When he shopped around his idea, Jew after Jew insisted: Palestine or bust. Palestine was the Jews’ ancestral homeland, the object of two millennia of Jewish prayer. The memory of Jewish self-determination lingered in the landscape. 

Herzl was convinced. He wouldn’t just build a Jewish homeland, but a Jewish homeland in Palestine. This conviction assured his place among earlier visionaries who called for a return to the ancestral homeland. Leon Pinsker. Rabbi Dr. Yehuda Aryeh Leon Bibas. Rabbi ​​Zvi Hirsch Kalischer. Rabbi Judah Alkalai. But Herzl was the first to turn their dreams into an internationally influential movement. 

Less than a year after he laid out his vision in his book Der Judenstaat – translated as either The Jewish State, or The Jews’ State – he was trying to convince the Ottoman sultan to hand some of his territory to the Jews. 

But everything changed in 1903.

Bodies in the street, 1903, Kishinev.

The Kishinev pogrom shook the Jewish world to its foundation. How could any Jew feel safe in Europe, where a neighbor could smile at you one moment and bury an ax in your skull the next? Where authorities watched… and did nothing?

Europe was a graveyard. And Herzl was determined to get his people out.

So he did something crazy. Something that nearly ripped apart his movement.

At the Sixth Zionist Congress in 1903, he went ahead and officially asked… what if?

What if we made a little stop in East Africa?

See, Herzl had been wheeling and dealing with some of Europe’s most influential players… including the British Empire. The Brits had offered Herzl a slice of their territory in East Africa. They called it “Uganda.” Today, we know it as western Kenya. 

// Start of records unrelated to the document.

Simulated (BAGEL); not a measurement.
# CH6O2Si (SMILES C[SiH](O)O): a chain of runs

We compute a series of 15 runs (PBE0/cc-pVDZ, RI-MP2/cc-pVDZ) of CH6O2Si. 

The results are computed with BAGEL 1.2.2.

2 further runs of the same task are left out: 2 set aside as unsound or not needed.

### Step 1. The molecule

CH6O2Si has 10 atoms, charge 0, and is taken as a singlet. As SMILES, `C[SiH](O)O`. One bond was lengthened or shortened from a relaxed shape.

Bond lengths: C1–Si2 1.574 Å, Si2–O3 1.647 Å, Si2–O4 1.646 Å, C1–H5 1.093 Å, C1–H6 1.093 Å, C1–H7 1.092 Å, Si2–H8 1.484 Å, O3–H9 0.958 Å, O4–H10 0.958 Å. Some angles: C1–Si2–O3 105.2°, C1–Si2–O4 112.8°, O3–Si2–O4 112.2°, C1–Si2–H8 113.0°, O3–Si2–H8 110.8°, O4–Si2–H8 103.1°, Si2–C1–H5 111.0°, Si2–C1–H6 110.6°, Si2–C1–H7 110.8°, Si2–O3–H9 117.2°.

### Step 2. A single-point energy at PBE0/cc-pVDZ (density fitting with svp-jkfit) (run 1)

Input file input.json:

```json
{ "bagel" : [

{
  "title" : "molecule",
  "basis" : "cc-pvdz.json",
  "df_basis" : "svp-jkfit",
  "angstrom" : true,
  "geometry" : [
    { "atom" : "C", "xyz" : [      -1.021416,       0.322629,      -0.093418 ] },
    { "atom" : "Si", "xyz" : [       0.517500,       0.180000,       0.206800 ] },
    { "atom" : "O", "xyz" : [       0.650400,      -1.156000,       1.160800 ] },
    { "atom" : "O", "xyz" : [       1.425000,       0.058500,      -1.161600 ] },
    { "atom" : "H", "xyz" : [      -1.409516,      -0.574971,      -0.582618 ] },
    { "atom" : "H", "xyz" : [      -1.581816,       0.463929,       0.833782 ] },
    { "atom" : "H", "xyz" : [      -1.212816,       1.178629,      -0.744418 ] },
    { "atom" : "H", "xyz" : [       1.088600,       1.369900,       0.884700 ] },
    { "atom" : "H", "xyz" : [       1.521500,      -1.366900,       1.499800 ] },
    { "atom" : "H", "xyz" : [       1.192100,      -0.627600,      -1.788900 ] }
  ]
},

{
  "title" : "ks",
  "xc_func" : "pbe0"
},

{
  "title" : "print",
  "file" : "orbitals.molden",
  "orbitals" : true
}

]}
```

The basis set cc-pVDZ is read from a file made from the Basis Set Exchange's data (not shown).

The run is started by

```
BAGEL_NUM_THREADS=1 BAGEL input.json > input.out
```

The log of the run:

Herzl with journalists attending the 6th Congress. (Courtesy: Wikimedia Commons)

So Herzl asked the Congress: What if the Jews used this territory as a temporary safe haven as they waited to enter Palestine? It wouldn’t be permanent. But just as Moses had wandered with the Israelites for 40 years, Herzl would take whatever detours were necessary to get the Jews to the Promised Land.  (Yup. He compared himself to Moses.) He admitted to the Congres that:  “[Uganda] does not possess… historical, poetic, religious, and Zionist value… but I do not doubt the Congress will welcome the new offer with warmest gratitude.”

Well, he should have doubted it. Because much of the Congress did not take the proposal well.

The socialists chewed him out. 

The Russians – the Russians!, the people most exhausted by violent antisemitism! – declared a hunger strike. 

Some religious Zionists scoffed.

Rabbi Yitzchak Yaacov Reines

Yet Herzl found allies in unlikely corners. The religious Zionist Mizrachi party, led by Rabbi Yitzchak Yaacov Reines, backed the proposal. Rabbi Reines believed that physical safety was paramount. That’s how bad the situation was in Europe. The security of East Africa trumped, even if temporarily, the ancient Jewish dream of Zion.

So when the Congress voted on whether to send an exploratory expedition to Uganda, 295 delegates voted “yes.”

But the 178 diehard idealists who voted NO WAY weren’t going down without a fight. When the results came in, the Russian delegation walked out of the hall. A particularly dramatic delegate went through the motions of shiva – the Jewish mourning ritual. Herzl was called a traitor. The Marxist revolutionary Leon Trotsky – yep, Leon Trotsky was apparently there, because history is totally crazy – declared the end of the Zionist movement.

Herzl pleaded with the naysayers. Promised them he’d do everything in his power to get them to Palestine. And in his final speech to the Congress, he swore – invoking the Bible – “If I forget you, Jerusalem, may my right hand cease to function!” But the damage was done. Well after the Congress, the two camps would sneer at each other in the streets, even going so far as to wish death upon one another. 

Before the proposal could tear the whole movement apart, the three scouts returned from East Africa with their report. And the sole Jewish scout among them – Nachum Wilbusch – had grim news: East Africa was totally unsuitable for habitation. Ironically, the territory boasts some of the continent’s most fertile farmland. There’s a  strong possibility that Wilbusch had an agenda. 

Die Welt report on Lord Cromer’s support of the Uganda plan.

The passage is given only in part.